Ask HN: Introductory reading on philosophy of mathematics/formal logic?
Hey all,
I'm an undergraduate studying mathematics and computer science, and I've recently taken an interest in formal logic and the philosophy of mathematics. Previous courses have exposed me to beautiful ideas like Russell's paradox, Gödel's incompleteness theorem, and the Curry-Howard-Lambek correspondance.
I'm currently slogging through the final chapters of Hofstader's Gödel, Escher, Bach. What are some good next choices if I am interestred in diving deeper into the philosophy of mathematics?

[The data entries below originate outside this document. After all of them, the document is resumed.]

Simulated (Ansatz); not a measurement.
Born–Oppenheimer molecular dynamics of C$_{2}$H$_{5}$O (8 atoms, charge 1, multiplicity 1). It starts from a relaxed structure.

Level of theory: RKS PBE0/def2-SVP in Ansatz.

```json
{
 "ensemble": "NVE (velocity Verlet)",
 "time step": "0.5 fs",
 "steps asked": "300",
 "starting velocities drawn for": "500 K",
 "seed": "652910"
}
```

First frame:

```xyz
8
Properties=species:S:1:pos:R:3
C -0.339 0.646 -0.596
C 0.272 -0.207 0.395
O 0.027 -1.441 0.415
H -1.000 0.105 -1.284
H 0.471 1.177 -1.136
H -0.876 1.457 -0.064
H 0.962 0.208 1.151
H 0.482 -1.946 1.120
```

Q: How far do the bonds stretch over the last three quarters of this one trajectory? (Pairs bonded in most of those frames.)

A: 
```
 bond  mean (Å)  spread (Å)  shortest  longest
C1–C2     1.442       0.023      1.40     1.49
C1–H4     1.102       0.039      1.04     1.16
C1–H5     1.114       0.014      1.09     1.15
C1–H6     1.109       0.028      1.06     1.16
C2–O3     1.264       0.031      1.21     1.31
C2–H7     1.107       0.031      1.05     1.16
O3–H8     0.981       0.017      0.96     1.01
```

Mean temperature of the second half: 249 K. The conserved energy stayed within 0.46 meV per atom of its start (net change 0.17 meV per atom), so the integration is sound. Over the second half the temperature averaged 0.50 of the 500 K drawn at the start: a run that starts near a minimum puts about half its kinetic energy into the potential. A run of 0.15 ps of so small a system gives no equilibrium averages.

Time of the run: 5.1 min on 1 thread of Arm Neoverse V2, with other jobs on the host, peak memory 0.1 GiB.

Thanks! There's the classic "Believing the Axioms" by Penelope Maddy [0] [1], the excellent study guide "Teach Yourself Logic" [2], plenty of great articles on the Stanford Encyclopedia of Philosophy (e.g. [3] or [4]), Dana Scott's "Lambda Calculus: Some Models, Some Philosophy" [5], and too many other interesting rabbit holes to count (i.e. resolution, unification, cut elimination, nonstandard models of arithmetic...) [0] https://www.cs.umd.edu/~gasarch/BLOGPAPERS/belaxioms1.pdf
[1] https://www.cs.umd.edu/~gasarch/BLOGPAPERS/belaxioms2.pdf
[2] https://www.logicmatters.net/tyl/
[3] https://plato.stanford.edu/entries/settheory-alternative/
[4] https://plato.stanford.edu/entries/platonism-mathematics/
[5] https://lawrencecpaulson.github.io/papers/Scott-Models.pdf I like Quine's Methods of Logic (Fourth Edition).